When chasing the Northern Lights, there are no guarantees. Conditions can change in an instant. A promising forecast can evaporate. The atmosphere can refuse to cooperate. And even when there is a fantastic display, clouds can completely scuttle the view. How well we know this.
After four nights on our cruise along the coast of Norway dedicated to this pursuit, we have seen only a faint glow. While the trip's daytime scenery has been stunning, the unspoken disappointment over the lack of a nighttime performance is a minor undercurrent. But we still have three more nights on shore in Tromso to score an Aurora.

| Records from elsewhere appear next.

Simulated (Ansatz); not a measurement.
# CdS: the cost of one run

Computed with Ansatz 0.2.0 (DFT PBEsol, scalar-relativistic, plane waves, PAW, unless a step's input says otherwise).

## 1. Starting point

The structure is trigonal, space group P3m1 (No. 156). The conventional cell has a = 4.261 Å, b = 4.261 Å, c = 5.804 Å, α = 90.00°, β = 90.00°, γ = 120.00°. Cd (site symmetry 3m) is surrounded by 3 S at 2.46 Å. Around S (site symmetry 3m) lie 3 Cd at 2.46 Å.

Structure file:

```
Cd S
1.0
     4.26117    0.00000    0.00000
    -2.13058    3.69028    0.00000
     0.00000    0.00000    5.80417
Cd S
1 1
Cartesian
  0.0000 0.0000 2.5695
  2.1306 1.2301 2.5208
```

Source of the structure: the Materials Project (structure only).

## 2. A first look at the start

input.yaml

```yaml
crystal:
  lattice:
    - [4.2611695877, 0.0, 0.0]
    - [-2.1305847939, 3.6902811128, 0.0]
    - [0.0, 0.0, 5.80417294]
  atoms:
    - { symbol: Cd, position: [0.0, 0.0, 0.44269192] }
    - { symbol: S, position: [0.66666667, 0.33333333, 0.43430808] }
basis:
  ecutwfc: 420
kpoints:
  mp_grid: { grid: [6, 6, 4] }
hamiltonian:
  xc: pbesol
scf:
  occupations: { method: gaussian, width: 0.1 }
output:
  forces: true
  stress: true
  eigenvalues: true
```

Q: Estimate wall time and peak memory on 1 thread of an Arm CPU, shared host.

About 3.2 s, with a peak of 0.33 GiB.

When I enter the visitor center, it is packed with people all anxious to see the Northern Lights. The number of tour operators promising to mine their expertise, drive to different locations all night long, and deliver a memorable experience is astounding. These visitors are prepared to fork over a small fortune, and they anxiously deliberate the selection of a tour operator and the night they will take their chance. I, on the other hand, am here merely to purchase a parking pass. My tour guide is en route with a rental car, already armed with weather forecasts, Aurora apps, alerts, Kp index and solar activity ratings. Rich may be as qualified as any expert out there.
With Tromso still socked in with clouds, we layer ourselves in warm clothes, collect cameras and tripods and begin our chase after dinner. Rich is buoyed by the recent reports, revealing that “the numbers” are suddenly escalating. The key will be to find open skies. Rich's research convinces him we should drive away from the coast, and he has selected an area 73 kilometers to the southeast for this target. Distance is of little concern in this pursuit.
Traveling down the fjord, I keep my eyes trained on the sky. It's hard to see with the reflections of the dash and outdoor lights on the windows. Peering into the darkness, I suddenly find stars. First just in one spot, soon all over the sky! We are still too near the lights of civilization, but we are on target. Constantly searching, I detect faint green rays in the sky over the water. Surely I am not just willing them into existence. They are there from every angle I try. Wispy and ephemeral they fade, but I'm certain I saw them.
30k short of our destination, the stars disappear. Rich chooses to turn around, hoping to return to the earlier opening. We are amazed at the constant lights along the road – who knew there were so many people living this far north?
Still panning the sky, I spy an unmistakable brilliant green pattern right above us! This time it is the real thing. It moves and changes shape before my very eyes. We have ourselves an Aurora.
We are on the top of a mountain pass between two fjords, and amazingly a pull-out appears next to the road. We park and are out of the car in a flash. Despite the lights in the house across the road and the glare of the passing automobiles, the display is so bright that nothing seems to dim its radiance.
Ribbons of green cross the sky. Stretching from one side to the other, we can't even tell which way is North. They twist and twirl overhead. They form and reform then subside. New shapes appear, like curtains with folds that wave in the breeze. Moving and dancing with varying hues of intensity, sometimes with a tinge of gold. The sky is aglow. Its green illuminates the big grins on our faces.
Rich is in his element, repositioning his camera every few minutes. So much is happening overhead and in every direction, there are endless opportunities to photograph the show. I abandoned all thoughts of trying my hand at photography the moment I exited the car. Riveted by the action in the sky, I prefer to see it all live than to risk frustration trying to capture it. My neck hurts from continually looking straight up – a sweet pain I happily endure. Even Rich shoots fewer pictures than usual as the display is so enthralling.
As quickly as it began, the performance fades. The striking shapes ebb into vagueness then dim into obscurity. The clouds have caught up with us.
In all, the glory lasted 45 minutes. But we continue to glow in its wake for the duration of the drive back to Tromso. It is a night for the memory books. My personal Aurora Hunter nailed it. He found a sliver of open sky during one of the brightest of Auroras. Both Rich and the Aurora performed brillliantly.